Composewell builds Streamly and other open-source Haskell libraries. We also offer consulting and training in Haskell and high-performance functional programming. Learn more at composewell.com.
This is the third post in a three-part series on stream fusion in Streamly.
In this post, we’ll tackle a thorny question:
Why does fusion sometimes fail unpredictably — and how can we make it reliable?
The answer: a GHC compiler plugin,
fusion-plugin.
Fusion in Haskell relies on aggressive inlining. Library authors
can mark functions with INLINE pragmas, and most of the time that’s
enough.
But during simplification, GHC introduces internal bindings (like join points). These bindings are not visible at the source level, and whether they get inlined depends on GHC’s size heuristics.
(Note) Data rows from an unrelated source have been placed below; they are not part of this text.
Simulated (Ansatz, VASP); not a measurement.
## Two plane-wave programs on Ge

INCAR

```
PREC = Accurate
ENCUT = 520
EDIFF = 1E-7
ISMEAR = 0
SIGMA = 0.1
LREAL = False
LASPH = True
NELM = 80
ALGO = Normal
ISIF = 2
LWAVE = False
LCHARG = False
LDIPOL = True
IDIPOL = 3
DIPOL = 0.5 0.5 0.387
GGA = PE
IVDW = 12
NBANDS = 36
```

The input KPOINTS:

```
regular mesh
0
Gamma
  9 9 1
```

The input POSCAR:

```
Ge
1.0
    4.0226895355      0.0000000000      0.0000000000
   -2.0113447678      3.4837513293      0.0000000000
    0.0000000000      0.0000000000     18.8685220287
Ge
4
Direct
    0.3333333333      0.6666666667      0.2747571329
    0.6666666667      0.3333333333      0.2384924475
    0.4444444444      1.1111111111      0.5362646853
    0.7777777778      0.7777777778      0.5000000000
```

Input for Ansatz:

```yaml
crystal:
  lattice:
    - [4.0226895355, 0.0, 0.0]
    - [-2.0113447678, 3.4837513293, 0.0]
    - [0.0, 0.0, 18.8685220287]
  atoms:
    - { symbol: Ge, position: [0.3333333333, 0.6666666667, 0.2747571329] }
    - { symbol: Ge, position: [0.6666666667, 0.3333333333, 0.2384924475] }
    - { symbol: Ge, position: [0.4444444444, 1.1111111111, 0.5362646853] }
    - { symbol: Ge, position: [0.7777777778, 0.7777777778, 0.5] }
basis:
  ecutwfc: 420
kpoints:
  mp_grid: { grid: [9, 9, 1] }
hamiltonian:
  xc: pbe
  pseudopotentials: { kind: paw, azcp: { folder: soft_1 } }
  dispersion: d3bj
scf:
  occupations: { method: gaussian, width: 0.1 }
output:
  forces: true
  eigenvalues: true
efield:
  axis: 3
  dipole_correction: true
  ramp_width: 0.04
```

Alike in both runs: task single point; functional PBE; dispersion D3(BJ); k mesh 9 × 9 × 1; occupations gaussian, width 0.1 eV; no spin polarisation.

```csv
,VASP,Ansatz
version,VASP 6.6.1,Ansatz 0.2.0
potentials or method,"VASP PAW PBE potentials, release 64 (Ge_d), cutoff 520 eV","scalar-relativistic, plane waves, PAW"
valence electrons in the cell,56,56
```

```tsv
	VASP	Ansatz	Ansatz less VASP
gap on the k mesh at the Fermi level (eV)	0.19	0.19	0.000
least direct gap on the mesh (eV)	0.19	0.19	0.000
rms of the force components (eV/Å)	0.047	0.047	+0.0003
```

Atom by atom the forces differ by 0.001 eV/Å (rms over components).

The result: unpredictable fusion.
See GHC ticket #17075 for details.
Let’s look at the Stream.uniq combinator, which drops consecutive
duplicate elements in a stream:
uniq :: (Eq a, Monad m) => Stream m a -> Stream m a
uniq (Stream step state) = Stream step' (Nothing, state)
where
{-# INLINE_LATE step' #-}
step' gst (Nothing, st) = do
r <- step gst st
return $ case r of
Yield x s -> Yield x (Just x, s)
Skip s -> Skip (Nothing, s)
Stop -> Stop
step' gst (Just x, st) = do
r <- step gst st
return $ case r of
Yield y s
| x == y -> Skip (Just x, s)
| otherwise -> Yield y (Just y, s)
Skip s -> Skip (Just x, s)
Stop -> StopNow, use it once in a program:
main :: IO ()
main = do
Stream.fold Fold.drain
$ Stream.uniq
$ Stream.enumerateFromTo (1::Int) 1000Compiling with -O2 yields perfectly fused Core:
main_$s$wgo
= \ sc_s386 sc1_s385 eta_s36L ->
case <=# sc_s386 1000# of {
__DEFAULT -> (# eta_s36L, () #);
1# ->
case ==# sc1_s385 sc_s386 of {
__DEFAULT -> main_$s$wgo (+# sc_s386 1#) sc_s386 eta_s36L;
1# -> main_$s$wgo (+# sc_s386 1#) sc1_s385 eta_s36L
}
}No Yield, Skip, or Stop constructors remain.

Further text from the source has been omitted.